Crustal stress estimation in the Himalayan wedge

Quantitative estimates of crustal stress magnitude and orientation are hard to come by. On the other hand, geodesy is providing an increasingly accurate picture of global tectonic motions. Field and laboratory analyses contribute fault slip rates and exhumation rates. Seismology yields estimates of stress from moment tensor analyses. I am working to combine these data sources with geometrically accurate elastic boundary element models to estimate the crustal stress field and the driving forces behind those stresses – for example, mantle tractions on the base of the crust.

Currently, I am applying these methods to the Himalayan wedge in the vicinity of the 2015 Nepal earthquake. In the past, Coulomb wedge and elastic wedge models provided a qualitative picture of these stresses and the growth of mountain belts over long time scales. My work will make these models quantitative by constraining geometrically realistic wedge models with geodetic and geologic observations. An improved image of the stress in the crust will help answer several questions about active tectonics in the Himalayas. Are stress drops low or high compared to total stress? Is it reasonable that some stress in the Himalayas might be released as plastic strain rather than fault slip? What fault slip rates and directions are consistent with different hypotheses concerning the tectonic driving forces?

HRF principal stresses Principal stress orientations in a cross section of the Himalayan wedge including a frictional detachment and one internal MCT-like fault.

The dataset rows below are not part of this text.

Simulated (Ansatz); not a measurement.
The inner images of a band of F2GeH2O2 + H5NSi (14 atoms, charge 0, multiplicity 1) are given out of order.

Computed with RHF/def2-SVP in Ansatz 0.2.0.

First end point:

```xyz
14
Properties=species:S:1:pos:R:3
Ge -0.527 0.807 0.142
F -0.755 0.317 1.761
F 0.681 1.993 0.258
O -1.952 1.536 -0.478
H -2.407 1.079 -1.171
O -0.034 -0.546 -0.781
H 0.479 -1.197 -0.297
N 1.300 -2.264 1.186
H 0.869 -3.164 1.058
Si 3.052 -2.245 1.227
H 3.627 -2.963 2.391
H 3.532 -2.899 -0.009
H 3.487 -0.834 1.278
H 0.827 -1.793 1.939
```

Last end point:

Longmen Shan fault geometry and slip rates

GRL article.

The Longmen Shan is the steepest topographic front at the India‐Asia collision zone and the site of the Mw 7.9 Wenchuan earthquake. To explain the interseismic GPS velocities across the greater Longmen Shan region, we developed a boundary element model including earthquake cycle effects, topography, the westward dipping Beichuan Fault and a ∼20 km deep, shallowly dipping, detachment, inferred from observed afterslip and from structural considerations. Prior analyses which had neglected the detachment and earthquake cycle effects found shortening rates near zero. In contrast, we found that interseismic GPS data are consistent with a shortening rate of 5.7±1.5mm/yr and maximum surface slip‐deficit rate of 9.5±2.5mm/yr. This model unifies the interpretation of geodetic deformation throughout the earthquake cycle and suggests that the Longmen Shan is an active fold‐and‐thrust belt with Wenchuan‐like recurrence intervals as short as 600 years.

A cross section of the Longmen Shan showing model-predicted velocities. Positive velocity is to the right/southwest.

Powerful and efficient boundary element software

Our tectonic and earthquake cycle research is supported by development of elastic boundary element software. This has required investigations into the best approaches for a wide range of computational and mathematical tasks: singular integration of Green’s functions, approximation of farfield Green’s function interactions with the fast multipole method, flexible treatment of equality and inequality constraints, and a big dose of computational geometry. These are a just a few of the components of this effort. This new software will be able to model arbitrary geometries including surface topography, complex data-derived fault geometries, and material boundaries. Models with millions of elements will be possible in two or three dimensions. Exciting!

A visualization of the structure in a boundary element matrix with rotational symmetry.

Taskloaf: Dynamic distributed task parallelism

Taskloaf GitHub page

Task-based parallelism enables running complex parallel computations by describing them as a graph of tasks. Shared memory task-based parallelism has become an important tool as demonstrated by tools like Intel TBB, Cilk, and OpenMP v3. But, distributed memory task-based parallelism systems is still heavily researched to determine the most usable, efficient and scalable approach. Instead of waiting for the future holy grail of distributed task parallelism, I designed Taskloaf while visiting Oak Ridge National Lab in Fall 2015. Taskloaf is a minimal but reasonably efficient and scalable task parallelism library. A primary goal with the library was to keep it small and easy to maintain. The codebase has less than 2k lines of code so that a skilled C++ programmer can learn the inner workings of the entire library in a day. The interface is based around futures, a time-tested parallelism primitive. I use Taskloaf to parallelize my boundary element software.